The following sections describe the Asian supported locales:
The following table provides the a summary of Asian supported locales.
Table 4–1 Summary of Asian Locales
This window provides a friendly and extensible input method management tool for all Chinese customer., A new input method auxiliary window supports the following new functions and utilities:
Input method switching
Chinese full-width/half-width character mode switching
Chinese/English punctuation mode switching
Input method properties setting
Input method selection
Lookup tables for GB2312/GBK/GB18030/CNS11643/Big5/HKSCS/Unicode character sets
Virtual keyboard
For more detailed information, please see the Simplified Chinese User's Guide and the Traditional Chinese User's Guide.
The input method auxiliary windows supports all UTF-8 locales and the following Chinese locales:
zh/zh_CN.EUC
zh.GBK/zh_CN.GBK
zh.UTF-8/zh_CN.UTF-8
zh_TW/zh_TW.EUC
zh_TW.BIG5
zh_TW.UTF-8
zh_HK.BIG5HK
zh_HK.UTF-8
zh_CN.GB18030
Two kinds of input methods are supported:
Methods based on a code table such as CangJie
Methods developed by a vendor (such as NewPinYin or NeiMa)

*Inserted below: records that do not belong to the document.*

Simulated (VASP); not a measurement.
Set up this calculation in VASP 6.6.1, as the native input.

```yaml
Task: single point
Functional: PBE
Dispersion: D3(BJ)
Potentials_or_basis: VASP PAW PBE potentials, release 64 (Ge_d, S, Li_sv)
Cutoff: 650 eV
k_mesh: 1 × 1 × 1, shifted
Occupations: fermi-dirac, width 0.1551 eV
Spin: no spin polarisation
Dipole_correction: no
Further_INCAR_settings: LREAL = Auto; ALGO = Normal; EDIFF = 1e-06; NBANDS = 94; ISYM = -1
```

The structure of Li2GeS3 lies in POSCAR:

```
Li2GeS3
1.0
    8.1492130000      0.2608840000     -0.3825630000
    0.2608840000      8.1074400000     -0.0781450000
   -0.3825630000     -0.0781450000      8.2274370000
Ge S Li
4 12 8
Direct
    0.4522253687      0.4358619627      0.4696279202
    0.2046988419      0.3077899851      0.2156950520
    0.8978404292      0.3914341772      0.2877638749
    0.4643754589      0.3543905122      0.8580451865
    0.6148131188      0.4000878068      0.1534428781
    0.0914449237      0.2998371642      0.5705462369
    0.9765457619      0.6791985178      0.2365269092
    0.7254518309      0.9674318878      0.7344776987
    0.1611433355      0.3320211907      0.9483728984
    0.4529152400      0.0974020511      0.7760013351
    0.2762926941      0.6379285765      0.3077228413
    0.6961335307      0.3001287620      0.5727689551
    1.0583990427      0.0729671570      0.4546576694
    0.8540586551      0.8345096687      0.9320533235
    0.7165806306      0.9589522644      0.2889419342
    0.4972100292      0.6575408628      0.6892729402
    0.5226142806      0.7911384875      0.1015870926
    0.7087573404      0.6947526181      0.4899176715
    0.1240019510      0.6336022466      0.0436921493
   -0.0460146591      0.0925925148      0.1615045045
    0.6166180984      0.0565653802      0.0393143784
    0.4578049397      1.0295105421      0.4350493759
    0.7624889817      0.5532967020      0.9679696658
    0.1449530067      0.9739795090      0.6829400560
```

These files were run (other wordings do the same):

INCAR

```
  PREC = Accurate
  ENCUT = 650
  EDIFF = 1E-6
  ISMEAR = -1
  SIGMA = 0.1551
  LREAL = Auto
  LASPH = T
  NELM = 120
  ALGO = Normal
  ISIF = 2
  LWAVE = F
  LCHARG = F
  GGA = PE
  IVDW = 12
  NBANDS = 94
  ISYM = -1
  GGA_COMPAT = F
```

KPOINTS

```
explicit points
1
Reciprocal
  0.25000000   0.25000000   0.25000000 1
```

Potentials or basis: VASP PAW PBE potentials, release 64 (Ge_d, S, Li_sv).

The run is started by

The interface model for auxiliary window support is shown in the following figure.
According to the Thai IT Standard, there are three input levels for the Thai character sequence checking method:
Passthrough level, no input check.
Basic input check level.
Strict input check level.
In the Solaris 9 release, the default input check level is still passthrough level. This means no sequence check, which is the same level as in previous Solaris releases. You can use the F2 Function key to switch between the three levels:
passthrough -> basic -> strict -> passthrough
A Thai input method auxiliary window supports the following new functions and utilities:
Switching between the three input levels (passthrough/basic/strict)
Thai virtual keyboard
Click the input level button on the auxiliary bar to select a specific Thai input level and input check level. Click the keyboard button to display the Thai virtual keyboard. Use the Thai virtual keyboard to input Thai characters.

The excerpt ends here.